Electrolyte-Gated SrTiO3

Ionic gels formed by a matrix of PS-PMMA-PS copolymer in ionic liquids (e.g., EMI-TFSA) are used to gate the bare surface of undoped SrTiO3 (STO), a semiconducting perovskite oxide. Accumulating a high concentration of cations over the crystal surface causes electronic reconstruction, forming a two-dimensional and highly-mobile system of electrons direclty beneath the surface, residing on the Ti sites and partially filling the Ti 3d conduction band. Carrier density swings on the order of 10^14 cm-2 electrons can be induced by tuning the gate voltage within the electrochemical window of the electrolyte. The strong electric fields of the mobile ions in the electrolyte bear close resemblance to the "polar catastrophe" caused by the polarity of lanthanum aluminate (LAO) overlayer in LAO/STO heterostructures. Low-temperature, high-field magnetotransport measurements show that the Kondo effect due to the magnetism of +3-coordinated Ti ions is the dominant scattering mechanism at high electron density [Ref 1].



Figure taken from [Ref 2], showing the analogy between the LAO/STO interface and electrolyte-gated STO.

Ionic liquid gating of strontium titanate nanostructures

We aim to study the superconducting properties of strontium titanate interfaces at the nanoscale using ionic liquid gating in conjunction with nanostructured metal gates. We are interested in the following questions: What is the phase diagram in small devices, and how does it compare to bulk data? What information about the nature of the transport can we extract by measuring mesoscopic effects?



SEM micrograph of a 1 μm long by 300 nm wide hall bar of ionic liquid gated STO; Differential resistance of hall bar as a function of DC bias current, showing 7 nA critical current; Universal conductance fluctuations of resistance.
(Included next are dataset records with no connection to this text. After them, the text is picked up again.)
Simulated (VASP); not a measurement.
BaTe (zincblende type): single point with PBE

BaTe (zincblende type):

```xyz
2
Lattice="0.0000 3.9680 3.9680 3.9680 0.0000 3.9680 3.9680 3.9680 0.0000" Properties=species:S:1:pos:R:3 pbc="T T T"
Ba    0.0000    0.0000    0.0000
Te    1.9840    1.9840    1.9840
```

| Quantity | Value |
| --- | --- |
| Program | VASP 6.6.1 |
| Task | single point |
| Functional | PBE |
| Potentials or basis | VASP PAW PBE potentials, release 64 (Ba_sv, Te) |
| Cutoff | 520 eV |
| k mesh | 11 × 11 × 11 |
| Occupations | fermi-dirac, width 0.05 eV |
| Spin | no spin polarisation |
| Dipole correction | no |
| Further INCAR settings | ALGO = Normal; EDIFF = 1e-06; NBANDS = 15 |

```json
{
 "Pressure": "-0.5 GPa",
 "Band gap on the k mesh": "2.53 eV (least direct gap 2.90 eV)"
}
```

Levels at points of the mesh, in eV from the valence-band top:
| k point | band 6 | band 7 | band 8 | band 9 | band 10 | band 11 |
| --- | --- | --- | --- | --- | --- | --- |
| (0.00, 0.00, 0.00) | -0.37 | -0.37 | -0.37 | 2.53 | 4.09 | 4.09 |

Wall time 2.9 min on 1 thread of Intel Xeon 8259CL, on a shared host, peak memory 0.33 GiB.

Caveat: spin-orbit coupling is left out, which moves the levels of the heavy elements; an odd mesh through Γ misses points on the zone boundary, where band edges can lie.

Using nanopatterned gates, we can define a 1 μm long by 300 nm wide hall bar. This allows us to both study superconductivity at the nanoscale in STO and access the mesoscopic transport regime. Furthermore, these gates can be used to modulate the Fermi level and effective width of the Hall bar by changing the gate voltages. This device shows a clear superconducting feature at 12 mK, with a critical current of around 7 nA. The critical current feature is strongly suppressed as a function of temperature, disappearing around 200 mK. The density of electrons can be tuned between 1-2x10^13 cm-2, dramatically changing superconducting features. The conductance as a function of magnetic field shows reproducible fluctuations, called universal conductance fluctuations, which occur when the phase coherence length is comparable to the size of the nanostructure. The magnitude of the fluctuations is ~0.05 e^2/h, and decreases with temperature as expected. We still see fluctuations at temperatures up to 500mK.

In-situ x-ray studies

Understanding how the ions in the electrolyte respond to applied potential is key to maximizing the interfacial capacitance and achieving the highest carrier densities. Since the ions also scatter the carriers in the SrTiO3, understanding how the ions order on the surface is important to maximize carrier mobility.

By using a bright source of synchrotron x-rays at the Stanford Synchrotron Radiation Lightsource (just up the hill from Stanford), we are able to measure the distribution of ions above the SrTiO3 surface in the ionic liquid BMPY-FAP. Surprisingly, the ions form alternating positively and negatively charged layers on the surface, and they rotate when a bias is applied.

 

Formation of layered structure in BMPY-FAP. Reflectivity. Symbols are data and lines are best fit models. The extracted charge density shows cation enrichment in the first layer at positive bias. The increase in layer spacing at positive bias suggests that the long cation axis has rotated perpendicular to the surface.

We have shown that, in addition to electrostatic effects, electrochemistry can play a role in changing the electrical properties of materials. For example, we used x-ray absorption spectroscopy to show that in thin gold films the relatively large change in carrier density observed by other groups using electrolyte gating is caused by reversible oxidation of the gold surface.

 

Formation of Au2O3 surface layer at negative gate voltage. (a) Sheet resistance and (b) carrier density as a function of applied bias to the electrolyte (DEME-BF4). (c) Normalized absorption coefficient versus incident x-ray energy (XANES) at -2 V, 0V, and 2V and (d) difference between 0 V spectrum and other spectra. The large changes in resistance and carrier density at -2 V coincide with the appearance of Au2O3 features in the spectrum. (e), (f) The same measurement at higher grazing angle (with calculated penetration depth of 150 nm) shows no change as a function of gate voltage, indicating that the oxidation is a surface effect.

References

  1. Menyoung Lee, J. R. Williams, Sipei Zhang, C. Daniel Frisbie, and D. Goldhaber-Gordon, "Electrolyte Gate-Controlled Kondo Effect in SrTiO3," Physical Review Letters 107, 256601 (2011) [See Ref. 2, the accompanying Physics Viewpoint]. Supplementary info.
  2. Johann Kroha, "Tuning Correlations in a 2D Electron Liquid," Physics 4, 106 (2011).
  3. Trevor Petach, M. Lee, R. C. Davis, A. Mehta, and D. Goldhaber-Gordon. "Mechanism for the Large Conductance Modulation in Electrolyte-gated Thin Gold Films," Physical Review B, 90(8), 081108 (2014).
  4. Trevor Petach, A. Mehta, R. Marks, B. Johnson, M. F. Toney, and D. Goldhaber-Gordon. "Voltage-Controlled Interfacial Layering in an Ionic Liquid on SrTiO3," ACS Nano, 10(4), 4565-4569 (2016).